Crawler Empty-Result Screenshot Upload
Author(s)
- Alapan Das
Last Updated Date
2026-04-23
Version History
| Version | Date | Changes | Author |
|---|---|---|---|
| 1.0 | 2026-04-23 | Initial draft for crawler empty-result screenshot upload flow | Alapan |
Purpose
When a listing crawl returns no results or no usable page content, the crawler captures a screenshot and uploads it to an external API for later debugging.
Scope
This applies to list-page crawling in VehicleScraper.scrape_listings(...) for both Facebook Marketplace and Craigslist.
High-Level Flow
- Crawl page is loaded and extraction is attempted.
- If the scraper detects an empty or failed result, it captures a full-page screenshot.
- The screenshot is uploaded through a multipart/form-data API call.
- The upload target path is derived as
error/{jobId}/{image}.
Trigger Conditions
A screenshot upload is attempted when:
- Extracted listings are empty.
- Page content is missing, including no HTML.

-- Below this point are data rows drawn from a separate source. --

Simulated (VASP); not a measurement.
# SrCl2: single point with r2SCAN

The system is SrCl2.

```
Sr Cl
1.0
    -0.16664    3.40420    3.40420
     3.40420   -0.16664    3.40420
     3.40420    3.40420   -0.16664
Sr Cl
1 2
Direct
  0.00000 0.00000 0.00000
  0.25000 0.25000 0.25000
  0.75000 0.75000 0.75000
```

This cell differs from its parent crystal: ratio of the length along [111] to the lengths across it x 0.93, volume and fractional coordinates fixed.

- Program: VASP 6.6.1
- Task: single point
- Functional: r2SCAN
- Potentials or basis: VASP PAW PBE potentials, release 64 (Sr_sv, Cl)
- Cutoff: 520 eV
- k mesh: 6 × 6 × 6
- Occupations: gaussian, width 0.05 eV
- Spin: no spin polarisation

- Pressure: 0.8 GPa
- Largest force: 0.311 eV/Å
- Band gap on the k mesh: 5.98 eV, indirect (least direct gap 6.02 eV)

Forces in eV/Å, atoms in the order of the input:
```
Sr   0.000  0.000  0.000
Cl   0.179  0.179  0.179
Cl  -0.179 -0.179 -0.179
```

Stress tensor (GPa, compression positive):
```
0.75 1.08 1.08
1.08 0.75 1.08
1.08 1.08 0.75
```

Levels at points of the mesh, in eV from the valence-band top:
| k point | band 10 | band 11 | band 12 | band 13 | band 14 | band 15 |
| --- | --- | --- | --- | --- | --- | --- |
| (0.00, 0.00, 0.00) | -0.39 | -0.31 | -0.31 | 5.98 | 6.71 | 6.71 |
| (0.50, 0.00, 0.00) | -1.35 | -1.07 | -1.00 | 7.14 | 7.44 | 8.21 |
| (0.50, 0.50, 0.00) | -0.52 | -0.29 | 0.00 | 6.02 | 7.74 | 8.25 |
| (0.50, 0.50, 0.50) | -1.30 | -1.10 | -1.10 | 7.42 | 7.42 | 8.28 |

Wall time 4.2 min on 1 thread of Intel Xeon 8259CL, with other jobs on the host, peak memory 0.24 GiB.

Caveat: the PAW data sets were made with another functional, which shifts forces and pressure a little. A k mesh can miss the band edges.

- Craigslist list selector is not found.
Upload API Contract
The uploader sends a multipart request equivalent to:
import requests
url = f"{BASE_URL}/upload"
with open(file_path, "rb") as f:
files = {
"fileContent": (file_name, f, "image/png")
}
data = {
"fileName": file_name,
"folderName": f"error/{job_id}/{file_name}"
}
response = requests.post(url, files=files, data=data, timeout=30)
response.raise_for_status()
Field Mapping
fileContent: binary screenshot payload (image/png)fileName: screenshot filenamefolderName: logical storage path in backend storage, formatted aserror/{jobId}/{image}
URL Construction
Upload URL is built from crawler BASE_URL:
- Upload endpoint:
{BASE_URL}/upload
If BASE_URL is empty, upload is skipped and a warning is logged.
Naming and Storage
Screenshots are first written locally under:
crawler/artifacts/screenshots/
Filename format:
{platform}_{timestamp}_{random}.png
Examples:
fbm_20260422T093455123456Z_abc123.pngcgl_20260422T093500654321Z_def456.png
Job Correlation
job_id is passed from start_filter_crawl(...) into scrape_listings(..., job_id=job_id).
When available, the upload path uses:
error/{jobId}/{image}
If missing, the fallback segment unknown-job is used.
Logging
The feature logs:
- screenshot capture success or failure
- upload success or failure
- skip reason when
BASE_URLis not configured
Current Implementation Files
crawler/app/scraper/scraper.pycrawler/app/scraper/agent.py
Operational Note
This feature does not block crawl completion status publishing. If screenshot upload fails, crawl flow continues and the failure is logged.